Wednesday, February 19, 2014

Waiting on Wednesday (#4): Prisoner of Night and Fog by Anne Blankman

This feature is hosted by Breaking the Spine!
For more info on this feature, see my features page.

Prisoner of Night and Fog
Publisher: Balzer + Bray (HarperCollins)
Release Date: April 22nd, 2014
In 1930s Munich, danger lurks behind dark corners, and secrets are buried deep within the city. But Gretchen Müller, who grew up in the National Socialist Party under the wing of her "uncle" Dolf, has been shielded from that side of society ever since her father traded his life for Dolf's, and Gretchen is his favorite, his pet.

Uncle Dolf is none other than Adolf Hitler.

And Gretchen follows his every command.

Until she meets a fearless and handsome young Jewish reporter named Daniel Cohen. Gretchen should despise Daniel, yet she can't stop herself from listening to his story: that her father, the adored Nazi martyr, was actually murdered by an unknown comrade. She also can't help the fierce attraction brewing between them, despite everything she's been taught to believe about Jews.

As Gretchen investigates the very people she's always considered friends, she must decide where her loyalties lie. Will she choose the safety of her former life as a Nazi darling, or will she dare to dig up the truth—even if it could get her and Daniel killed?

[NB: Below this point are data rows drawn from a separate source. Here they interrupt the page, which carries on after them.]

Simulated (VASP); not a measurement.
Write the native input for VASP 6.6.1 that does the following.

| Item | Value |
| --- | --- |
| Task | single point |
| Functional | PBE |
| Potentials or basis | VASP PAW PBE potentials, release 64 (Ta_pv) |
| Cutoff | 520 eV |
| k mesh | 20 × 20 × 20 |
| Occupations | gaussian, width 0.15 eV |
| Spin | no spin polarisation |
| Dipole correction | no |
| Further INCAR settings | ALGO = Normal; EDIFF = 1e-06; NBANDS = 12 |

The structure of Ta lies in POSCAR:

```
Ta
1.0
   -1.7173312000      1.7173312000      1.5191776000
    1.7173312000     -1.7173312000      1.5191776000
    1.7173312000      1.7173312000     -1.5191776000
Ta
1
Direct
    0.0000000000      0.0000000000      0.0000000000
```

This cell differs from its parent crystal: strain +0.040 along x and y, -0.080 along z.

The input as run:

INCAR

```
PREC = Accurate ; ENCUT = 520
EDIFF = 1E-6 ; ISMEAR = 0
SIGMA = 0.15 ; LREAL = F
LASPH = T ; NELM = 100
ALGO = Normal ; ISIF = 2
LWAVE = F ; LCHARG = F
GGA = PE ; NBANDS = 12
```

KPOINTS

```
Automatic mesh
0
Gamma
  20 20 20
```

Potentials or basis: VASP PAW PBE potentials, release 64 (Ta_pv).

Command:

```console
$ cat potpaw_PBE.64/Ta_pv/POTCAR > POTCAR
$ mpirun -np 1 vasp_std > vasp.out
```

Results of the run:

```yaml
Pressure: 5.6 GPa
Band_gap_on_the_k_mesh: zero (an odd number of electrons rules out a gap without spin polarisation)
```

Why I Want to Read This Book

I LOVE historical fiction. It's usually hard to find really good historical fiction, but the past few that I've read have blown me away, so I have faith that upcoming ones will as well. 

I think it's really interesting to see it from the POV of someone that's grown up a Nazi. It reminds me a tiny bit of The Boy in the Striped Pyjamas (although that's very different), and I'm intrigued. I grew up loving stories about people being conflicted because they loved/liked someone on the opposite side during war time (mostly the American Revolution, but there's not many American Rev historical fiction books anymore).

Overall, as a historical fiction lover that finally knows a lot about the external context of wars other than the Civil War and the American Revolution, I'm really excited.